Monday, November 22nd 2010
Cayman Confirmed To Be Using VLIW4 SP Arrangement, Redesigned ROPs
With the introduction of AMD's Radeon HD 6000 series GPUs, we were made to expect a massive architectural change in the way AMD arranges its unified shaders. That, however, didn't happen with the Radeon HD 6800 series based on the 40 nm "Barts" GPU, which continued to maintain the VLIW5 configuration (comprising of SIMD units with 4 simple and 1 complex stream processing units). A recent presentation leaked to the internet reveals that the much talked about architectural change was saved for Cayman, the company's upcoming high-end GPU, on which will be based Radeon HD 6900 series graphics cards.

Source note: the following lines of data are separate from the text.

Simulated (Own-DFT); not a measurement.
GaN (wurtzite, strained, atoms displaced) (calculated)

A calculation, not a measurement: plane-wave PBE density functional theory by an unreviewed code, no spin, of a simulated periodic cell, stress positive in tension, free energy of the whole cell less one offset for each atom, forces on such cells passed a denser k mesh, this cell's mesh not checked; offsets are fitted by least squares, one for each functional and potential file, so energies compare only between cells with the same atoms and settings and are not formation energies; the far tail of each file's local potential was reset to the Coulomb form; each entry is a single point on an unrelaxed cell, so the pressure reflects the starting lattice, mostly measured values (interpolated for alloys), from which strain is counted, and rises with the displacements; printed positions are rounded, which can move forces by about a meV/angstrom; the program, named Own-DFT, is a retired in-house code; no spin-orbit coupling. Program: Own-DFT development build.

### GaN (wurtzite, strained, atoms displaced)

In VLIW4 architecture, equipotent stream processing units are arranged in groups of four along with general purpose registers. Although the four have equal capabilities, two out of four of these (occupying 3 and 4 issue slots) are assigned with some special functions. AMD looks to be conservative with the benefits of the new SIMD architecture. It claims that VLIW4 gives similar computational power as VLIW5, with 10% reduction in die area. It also simplifies scheduling.The presentation also provided a glimpse of the overall architecture schematic of Cayman, which reveals a greater level of parallelization compared to Cypress (Radeon HD 5800 series, 5970). While Barts was a step up from Cypress architecture in assigning individual dispatch processors for each of the two SIMD Engine blocks (read further here), Cayman looks to take that a step further with two graphics processing engines (GPEs), and assigning each to an SIMD engine block. That effectively means that there are two physical tessellation units on Cayman. Barts, while using a single tessellation unit, improved its efficiency to increase tessellation performance by up to 2x compared to previous generation (or so claimed AMD). With Cayman having two of these, it could mean a tessellation performance increase by 3-4x compared to previous generation.Cayman also features reworked render backends consisting of 128 Z/Stencil ROPs, and 32 color ROPs, with up to 2x faster 16-bit integer operations and 2-4x faster 32-bit floating point operations.
Source:
NGOHQ
In VLIW4 architecture, equipotent stream processing units are arranged in groups of four along with general purpose registers. Although the four have equal capabilities, two out of four of these (occupying 3 and 4 issue slots) are assigned with some special functions. AMD looks to be conservative with the benefits of the new SIMD architecture. It claims that VLIW4 gives similar computational power as VLIW5, with 10% reduction in die area. It also simplifies scheduling.The presentation also provided a glimpse of the overall architecture schematic of Cayman, which reveals a greater level of parallelization compared to Cypress (Radeon HD 5800 series, 5970). While Barts was a step up from Cypress architecture in assigning individual dispatch processors for each of the two SIMD Engine blocks (read further here), Cayman looks to take that a step further with two graphics processing engines (GPEs), and assigning each to an SIMD engine block. That effectively means that there are two physical tessellation units on Cayman. Barts, while using a single tessellation unit, improved its efficiency to increase tessellation performance by up to 2x compared to previous generation (or so claimed AMD). With Cayman having two of these, it could mean a tessellation performance increase by 3-4x compared to previous generation.Cayman also features reworked render backends consisting of 128 Z/Stencil ROPs, and 32 color ROPs, with up to 2x faster 16-bit integer operations and 2-4x faster 32-bit floating point operations.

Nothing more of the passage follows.